[time-nuts] suitable statistics for measurements with gaps

Michael Wouters michaeljwouters at gmail.com
Sat Apr 23 21:28:42 EDT 2016


The technique used for dealing with gaps is really about handling random
gaps in an otherwise uniformly sampled sequence. The idea is that you take
your sequence, pad it out with the missing data (tagging those points with
a NaN or whatever) and then when you're computing ADEV, if a data triplet
is missing a point(s), you simply drop it from the summation.
This works nicely for ADEV and TOTDEV but not so well for MDEV.

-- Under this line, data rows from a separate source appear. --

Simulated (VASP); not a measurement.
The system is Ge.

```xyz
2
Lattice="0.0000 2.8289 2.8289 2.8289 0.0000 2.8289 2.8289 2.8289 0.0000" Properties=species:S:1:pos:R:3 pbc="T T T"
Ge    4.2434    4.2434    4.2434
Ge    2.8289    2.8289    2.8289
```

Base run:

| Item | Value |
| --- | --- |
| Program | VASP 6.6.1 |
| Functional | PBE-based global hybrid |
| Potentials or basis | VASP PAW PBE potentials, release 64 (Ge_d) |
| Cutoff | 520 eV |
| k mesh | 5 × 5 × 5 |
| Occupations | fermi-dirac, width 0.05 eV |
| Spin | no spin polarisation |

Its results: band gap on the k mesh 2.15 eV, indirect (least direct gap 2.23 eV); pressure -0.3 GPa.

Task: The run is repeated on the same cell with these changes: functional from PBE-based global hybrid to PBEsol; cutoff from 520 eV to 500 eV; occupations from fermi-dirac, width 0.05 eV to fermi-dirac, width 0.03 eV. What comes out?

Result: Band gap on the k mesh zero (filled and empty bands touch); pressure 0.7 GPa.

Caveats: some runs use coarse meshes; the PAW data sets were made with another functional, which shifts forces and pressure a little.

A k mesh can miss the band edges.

There are a couple of implementations of this around: allantools (Python)
and tftools (Matlab/Octave) are at least two on GitHub.

Cheers
MIchael

On Sunday, 24 April 2016, Attila Kinali <attila at kinali.ch> wrote:

> Hoi Jim,
>
> On Fri, 22 Apr 2016 06:39:07 -0700
> jimlux <jimlux at earthlink.net <javascript:;>> wrote:
>
> > But what about when the observations have gaps? Say you're measuring the
> > frequency of a spacecraft oscillator, and you can only see it for 8
> > hours a day?  the description of the frequency variation at a time
> > difference of 24 hours is useful, even if the integration time for each
> > measurement is, say, 1000 seconds.
>
> I recently stumbled over a paper by Sesia and Tavella[1] that might
> be of use. I didn't read it yet, so I cannot say anything about its
> content but that it covers gaps in ADEV data for space clocks.
>
>
>                         Attila Kinali
>
> [1] "Estimating the Allan variance in the presence of long periods of
> missing data and outliers", by Sesia and Tavella, 2008
> http://stacks.iop.org/Met/45/S134
>
> --
> Reading can seriously damage your ignorance.